A brutal triple murder in a remote Scottish farming community in 1869 leads to the arrest of 17-year-old Roderick Macrae. There is no question that Macrae committed this terrible act. What would lead such a shy and intelligent boy down this bloody path?
Presented as a collection of documents, His Bloody Project opens with a series of police statements taken from the villagers, which offer conflicting impressions, throwing Macrae’s motive and his sanity into question.
Author: Graeme Macrae Burnet
Narrators: Cameron Mowat & Crawford Logan
Publisher: W. F. Howes
Genre: Historical Fiction/Thriller
Running Time: 10hrs 0mins
Audio Release Date: 06/10/2016
My Rating of ‘His Bloody Project: 3 out of 5
His Bloody Project is one of those books that does what it sets out to do well enough to make the reader/listener forget they are going through a piece of fiction rather than a factual re-telling of an actual crime. It does this by being a tale of two distinctly different halves. The first being Roderick Macrae’s re-telling of the crime as he experienced/remembered it and the second being the aftermath (Roddy’s time in court and everything that follows after).

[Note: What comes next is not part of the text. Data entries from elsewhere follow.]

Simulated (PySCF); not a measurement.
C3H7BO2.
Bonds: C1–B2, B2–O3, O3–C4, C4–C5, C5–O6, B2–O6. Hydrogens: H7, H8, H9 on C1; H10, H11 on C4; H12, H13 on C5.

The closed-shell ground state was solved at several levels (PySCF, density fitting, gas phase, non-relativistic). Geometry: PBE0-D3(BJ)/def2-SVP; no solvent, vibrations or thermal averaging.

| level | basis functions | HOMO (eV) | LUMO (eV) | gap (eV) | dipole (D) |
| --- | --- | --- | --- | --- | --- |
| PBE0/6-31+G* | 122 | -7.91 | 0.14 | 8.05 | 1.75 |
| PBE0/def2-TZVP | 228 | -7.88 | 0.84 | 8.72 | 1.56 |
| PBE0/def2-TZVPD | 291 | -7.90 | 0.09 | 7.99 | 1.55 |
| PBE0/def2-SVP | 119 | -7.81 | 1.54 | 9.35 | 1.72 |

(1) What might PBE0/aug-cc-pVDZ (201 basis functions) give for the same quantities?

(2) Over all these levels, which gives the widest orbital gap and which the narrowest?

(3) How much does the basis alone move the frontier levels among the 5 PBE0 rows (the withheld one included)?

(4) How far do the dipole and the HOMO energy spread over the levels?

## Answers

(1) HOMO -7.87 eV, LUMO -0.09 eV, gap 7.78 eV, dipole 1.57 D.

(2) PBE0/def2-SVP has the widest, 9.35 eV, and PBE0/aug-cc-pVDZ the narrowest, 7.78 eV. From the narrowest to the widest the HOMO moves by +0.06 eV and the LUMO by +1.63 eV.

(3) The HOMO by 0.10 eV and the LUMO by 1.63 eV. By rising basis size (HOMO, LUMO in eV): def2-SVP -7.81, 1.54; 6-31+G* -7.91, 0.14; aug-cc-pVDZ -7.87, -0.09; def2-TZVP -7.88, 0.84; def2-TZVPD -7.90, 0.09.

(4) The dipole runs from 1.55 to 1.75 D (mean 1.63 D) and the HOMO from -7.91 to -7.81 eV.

I really enjoyed the way this was set out and would certainly be keen on trying more things set out in this way. My main gripe with His Bloody Project is that is seemed so very slow for the first half. Roddy literally goes through the minutiae of his daily life as a crofter’s son in painfully exacting detail and, were I reading rather than listening, I would have felt his part somewhat of a chore to get through.
I know that, being in jail awaiting the very probable verdict of ‘guilty of murder’ followed by a date with the hangman means that Roddy has very little other to occupy his prison stay other than these memoirs. So with boredom as a factor I can understand the extra effort. He did say, however, how he wasn’t fussed about writing them, but did so only to appease his advocate. So, if a man has little interest in writing down his own tale, why does he proceed to do so in such painstaking detail?
One aspect of His Bloody Project I really enjoyed was the fact that Roddy freely admitted his guilt in the murders. So you go into this fully aware that his words aren’t in any way an attempt at gaining his freedom. He simply wants what happened, and the reasons for it, to be known. This dynamic gives the reader that odd feeling of pulling for Roddy and only wanting the best for him given the events surrounding his crime, only to remember that he’s a murderer. Bit of a catch-22 for the old conscience.
I greatly preferred the second half (the court proceedings and fanfare surrounding the whole ordeal) than I did Roddy’s re-telling. I am a tad biased in that I enjoy perusing old crimes on the Old Bailey website, so just getting to the raw data of it interests me more that what came before.
The author does an excellent job of capturing the spirit of the time from everything to how the law operates, to day to day life and the overall competence towards mental health in such cases as Roddy’s. Had Roddy’s crime occurred today he would have had much different treatment than he had between the pages of His Bloody Project and its interesting to see the stark differences.
Overall I felt, enjoyable and well-written though it was, the pacing and the matter of fact ending just drained a bit of the enjoyment for me. I do like how the reader was essentially tasked with deciding where their conscience lay throughout. As I said before, I’d certainly read other works in a similar vein as this.